What you are = what is good
- 4 days ago
- 3 min read
Wednesday 7/1/26
People aren't going to defend intelligence and effort. They're going to vehemently oppose them and those who exhibit those traits or who extol the importance of learning/knowing and trying hard. (This vehemence can be unexpressed, but it will have total internal sway with how they regard these traits in others and dictate treatment/behavior on whatever relevant/available level.) People will wish to shout them down. They are going to defend ignorance and laziness because they are themselves ignorant and lazy. What you are = what is good to people now. They don't strive or change. They won't muster any more effort than they think they have to with anything. It's paramount that their thing has to be a termed/insisted on being/believed to be (as fully as possible) a good thing because they aren't going to be or do any other thing. What you are also translates to all that you're willing to be.
As far as what's perceived as "good" goes, these same people have numbers on their side; it's basically just them, as the masses, against a few stray people (with less of these left come the close of each day). Sociological gang-up. A kind of brute-mass inversion of what is accepted as reality/how it is. That doesn't make it real.
But those same masses can't tell what anything really is anyway. They won't stop and think long enough to try and they've lived for so long--existed--in such a way as to have lost that ability if they even wished to put it to use.
They want what they want things to be via the act of say-so, and it is say-so, rather than seeing, thinking, processing, accepting, adapting, growing, that makes for the basis of their reality, such as it is as an oxymoron. But who knows this? Who isn't like this enough to know it? And if someone does, what are they to do with that knowledge?

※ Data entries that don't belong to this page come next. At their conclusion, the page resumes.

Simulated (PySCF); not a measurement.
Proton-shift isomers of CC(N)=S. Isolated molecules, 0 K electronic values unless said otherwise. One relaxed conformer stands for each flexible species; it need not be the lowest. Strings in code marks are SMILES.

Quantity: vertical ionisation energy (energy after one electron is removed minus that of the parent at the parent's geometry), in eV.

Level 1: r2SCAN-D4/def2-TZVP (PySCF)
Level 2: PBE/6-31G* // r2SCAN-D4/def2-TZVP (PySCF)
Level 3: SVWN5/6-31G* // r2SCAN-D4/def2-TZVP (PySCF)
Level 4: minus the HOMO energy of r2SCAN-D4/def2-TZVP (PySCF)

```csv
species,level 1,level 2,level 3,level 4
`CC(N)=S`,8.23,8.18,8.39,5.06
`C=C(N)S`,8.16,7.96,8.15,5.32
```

Those holdouts usually end up being absorbed by the masses. They alter themselves--reduce themselves--in order to fit in, a kind of "if you can't beat 'em, find a way to shut your brain off and devolve with them" variant on the old "if you can't beat 'em, join 'em" maxim, which even in the best of times wasn't ever meant to do anyone any real good. A proper maxim has our best interests in mind.
That's if they can. Those who are too intelligent, moral, and strong, can't so readily find a way to fool themselves and reduce themselves. Doing so goes against the deepest part of their nature. The more they are truly these things, the harder it is. They cannot act on say-so. They answer to reality, both external realities and the reality of their true nature.
The purer that nature is, and how faithfully and earnestly that nature is cultivated and grown, the more resistant it is to the hammer blows of the outside world. But now we're talking someone who isn't a product of their environment, and instead their own internal constitution, will, mind, choices, and intentions derived and actuated from reflection, which is to say we're also now we're talking about the very best of us, which is further to say, people so rare as to scarcely exist in our world.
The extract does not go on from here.